Dino was voiced by 1960s actor Mel Blanc who also provided the voices for Barney Rubble, Bugs Bunny, Daffy Duck, Tweety, and countless other famous characters. But while his voice remained the same, when it came to the pet’s look the show wasn’t as consistent. Dino changed colors several times throughout the seasons (including going from black and white to color), but his main color was always purple.

9. Hobbes – Calvin and Hobbes


Hobbes is the brainchild of Bill Watterson, the American cartoonist who wrote and sketched the Calvin and Hobbes comic from 1985 to 1995. Discussing the creation of Hobbes, he told The Washington Post it didn’t take very long for him to settle on the famous tiger’s design: “I wanted something less conventional than a bear… But I probably spent all of five minutes thinking about it. Once I hit on a tiger, of course, it was great—cats and I have a certain rapport, so this was a very natural fit for me.”

He’s also been quoted saying Hobbes isn’t as imaginary as many adults think: “I don’t think of Hobbes as a doll that miraculously comes to life when Calvin’s around… [or] as the product of Calvin’s imagination. Calvin sees Hobbes one way, and everyone else sees Hobbes another way. I show two versions of reality, and each makes complete sense to the participant who sees it.”

8. Hedwig – Harry Potter


Believe it or not, Hedwig was the first character to be cast in the Harry Potter films. She (did you know Hedwig was a girl?) was played by seven different male Snowy Owls. This is because males have mostly white feathers, which is the look they wanted for Harry’s owl, while females tend to have a darker plumage.

Male owls are also lighter, which made it easier for Daniel Radcliffe to handle “Hedwig” during filming. He had to wear a protective glove around his arm to make sure the animal’s talons didn’t hurt him. After all, owls aren’t used to being kept as magical pets in the muggle world. In fact, it’s illegal to own one as a pet without the proper license, and even then they should be allowed to fly.

7. Dug – UP


Director Bob Peterson wanted to include something his own dogs do at home: “They’re sitting around, relaxed and panting. I sit next to them and pant with them. And then I suddenly stop and look in another direction and they do, too. When I relax, they relax with me. Then we do it again. Dogs have great senses of humor.”

For the rest of Dug’s quirks, the crew brought in dog behaviorist Ian Dunbar to fill them in on how the animals communicate and give signals. It’s clear when you watch the film that Dug is different. This is because the alpha dogs in UP were designed after bullets and missiles to appear more dangerous, but Dug was simply drawn as a mix between a Golden Retriever and a Yellow Lab. He’s also the only one of Muntz’s dogs that isn’t named after a Greek letter.

6. Gizmo – Gremlins


Howie Mandel, the well-known host of Deal or No Deal and judge of America’s Got Talent, provided the voice for Gizmo, but didn’t sing Gizmo’s signature song. Jerry Goldsmith, the songwriter, hired a thirteen-year-old girl to sing it since it would be too difficult for Mandel. However, if not for one very important change to the script, that song wouldn’t have happened.
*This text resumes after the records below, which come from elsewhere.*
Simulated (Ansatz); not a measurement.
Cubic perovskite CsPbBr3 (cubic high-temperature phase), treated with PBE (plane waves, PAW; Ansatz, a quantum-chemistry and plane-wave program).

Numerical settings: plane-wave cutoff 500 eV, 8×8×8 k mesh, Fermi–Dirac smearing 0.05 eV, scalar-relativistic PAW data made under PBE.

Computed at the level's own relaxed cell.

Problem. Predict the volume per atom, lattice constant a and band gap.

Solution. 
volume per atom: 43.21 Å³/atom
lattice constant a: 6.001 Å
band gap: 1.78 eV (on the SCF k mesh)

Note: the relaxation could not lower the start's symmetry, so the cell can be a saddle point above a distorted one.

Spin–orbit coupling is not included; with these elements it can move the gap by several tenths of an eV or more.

Gizmo was originally supposed to turn into the antagonist of the film, Stripe the Gremlin, but director Stephen Spielberg decided to keep the characters separate since he knew fans would want the cuter and more cuddly version to have as much screen time as possible. He was right. The hype over Gizmo got Hasbro in trouble in the late 1990s. The popular toy company had to pay Warner Bros. a settlement and change the design of their newest toy, the Furby, due to its striking resemblance to the Gremlins character. But no matter how much of a resemblance Furbies bear to everyone’s favorite Mogwai, it just isn’t the real thing.

5. Pikachu – Pokémon


Pokémon creator Satoshi Tajiri has explained the name Pikachu breaks down into “Pika,” the sound the Japanese say an electric spark makes, and “chu,” which is the sound a mouse makes — roughly meaning, “electric mouse.” He didn’t expect much from the character at first. The original mascot for the game was supposed to be Clefairy, but Pikachu quickly became more popular. In fact, the character is so popular he now has his own currency.

In 2001, the island of Niue, off the coast of New Zealand, created a legal dollar coin with Pikachu’s face on the back to commemorate the game. That means Pikachu shares the same honor as George Washington, so we guess that’s one way to “be the very best, like no one ever was.”

4. Perry the Platypus – Phineas and Ferb


Phineas and Ferb co-founders Dan Povenmire and Jeff Marsh purposely chose and unusual species for the crime fighting pet. This allowed them to have more creative freedom since most people don’t know much about platypuses and thus don’t have any preconceived notions about how they should act. They also wanted to choose an animal kids couldn’t beg their parents for (it’s illegal to own a platypus in the U.S.).

For Perry’s signature sound, they hired Dee Bradley Baker, who’s famous for his various animal voices (Waddles from Gravity Falls, Appa and Momo from Avatar: The Last Airbender, and many different creatures from Adventure Time). There’s an ongoing YouTube contest to see who can do the best Perry the Platypus impression, but it’s difficult to even come close to Baker’s version.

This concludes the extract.